Sunday mornings come quietly here at our little house, especially in this frigid Midwestern winter. We start a fire, settle in with our coffee and a book or newspaper, munch on some toast and honey from our local bakery. As the morning progresses, we might brew another pot of coffee, put some music on the CD player. I might finish one book and pick up another; my husband might move into the den and catch the latest replays from Saturdays soccer matches.
Sundays haven’t always been this way. For many years, we were very active in our church music programs, and would hustle out of bed on Sundays just as we did on other weekdays, needing to be there prior to service time to rehearse. After worship, we often went out for brunch with friends, arriving home mid-afternoon. This was all quite lovely, of course, but it often made Sunday mornings feel frantic. So perhaps this was one reason we’ve fallen away from regular church attendance. With age has come a sense of needing to choose those activities that serve us best, that provide comfort and care, rather than the sense of one more obligation to fulfill.
Until the last few years, the idea of self-care was foreign to me. By nature and nurture I am a caring person, born with a deep sense of responsibility and need to be loved, but also trained in the Golden Rule. The top priority for most of my adult live has been caring for others – my husband, my child, my grandparents and parents, my dogs, my friends and jobs and volunteer work. While I never begrudged any of that, it kept me in a perpetual state of agitation and anxiety, trying to juggle everyone’s needs. There were many times when I felt out of sorts, or even physically sick, without really knowing why.
My Self became lost in the mix of caring for everyone and everything else.
As the years have passed, many of those obligations have disappeared quite naturally, with no intervention or intention on my part. My son grew up and moved away, all of our relatives have died, and last year we lost both of our precious dogs within five months of each other. I’ve retired from all my jobs and narrowed down my volunteer work to one or two activities. Life is simpler, and it’s easier to make those choices I mentioned before – the ones that provide comfort and care.
Of course comfort care for me is heavily weighted toward enjoying a creative life. It means books and music. It means enjoying lovely scented body creams and fresh home cooked food. It means a soft blanket to wrap around my shoulders on chilly mornings. It means looking for beautiful moments in the day – watching the sunrise from my favorite window, hearing a friend laugh, cuddling on the couch with my husband.
In actuality, most of my mornings look a lot like that idyllic Sunday morning I described in the first paragraph. Hot coffee in my favorite cup, an hour of two of reading a good book.
I came across this quotation and it spoke volumes to me: “You have permission to rest. You are not responsible for everything that is broken. You do not have to try and make everyone happy. For now, take time for you. It’s time to replenish.”
It’s a relief to give myself this “permission” – to take care, to replenish the needs of my own body and soul for a change. It’s been a long time coming, but now it’s here. And it’s really comforting.
How about you? What are some ways you provide your own comfort care?
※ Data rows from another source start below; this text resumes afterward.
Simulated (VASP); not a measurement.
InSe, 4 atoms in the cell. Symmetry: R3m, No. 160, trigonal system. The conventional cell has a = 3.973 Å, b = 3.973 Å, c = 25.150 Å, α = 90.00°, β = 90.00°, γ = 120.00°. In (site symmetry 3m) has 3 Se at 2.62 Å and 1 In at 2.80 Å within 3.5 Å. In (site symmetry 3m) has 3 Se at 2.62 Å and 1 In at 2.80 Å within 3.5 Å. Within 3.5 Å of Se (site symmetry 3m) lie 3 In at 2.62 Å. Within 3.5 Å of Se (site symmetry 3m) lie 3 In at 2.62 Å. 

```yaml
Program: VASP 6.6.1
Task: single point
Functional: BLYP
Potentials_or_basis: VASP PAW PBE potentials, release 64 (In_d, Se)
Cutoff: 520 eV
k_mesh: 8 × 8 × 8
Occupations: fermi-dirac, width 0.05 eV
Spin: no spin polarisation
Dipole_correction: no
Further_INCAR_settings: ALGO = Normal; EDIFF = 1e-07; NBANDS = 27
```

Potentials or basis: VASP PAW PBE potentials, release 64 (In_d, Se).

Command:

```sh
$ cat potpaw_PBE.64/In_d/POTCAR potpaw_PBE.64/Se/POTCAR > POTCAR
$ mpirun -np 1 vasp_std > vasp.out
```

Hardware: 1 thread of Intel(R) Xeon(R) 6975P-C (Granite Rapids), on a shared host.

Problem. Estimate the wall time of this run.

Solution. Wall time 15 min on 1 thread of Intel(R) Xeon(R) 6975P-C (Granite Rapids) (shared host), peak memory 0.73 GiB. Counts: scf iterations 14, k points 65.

About the Author: Becca Rowan
Becca Rowan lives in Northville, Michigan with her (newly-retired!) husband. She is the author of Life in General, and Life Goes On, collections of personal and inspirational essays about the ways women navigate the passage into midlife. She is also a musician, and performs as a pianist and as a member of Classical Bells, a professional handbell ensemble. If she’s not writing or playing music you’ll likely find her out walking or curled up on the couch reading with a cup of coffee (or glass of wine) close at hand. She loves to connect with readers at her blog, or on Facebook, Twitter, or Goodreads.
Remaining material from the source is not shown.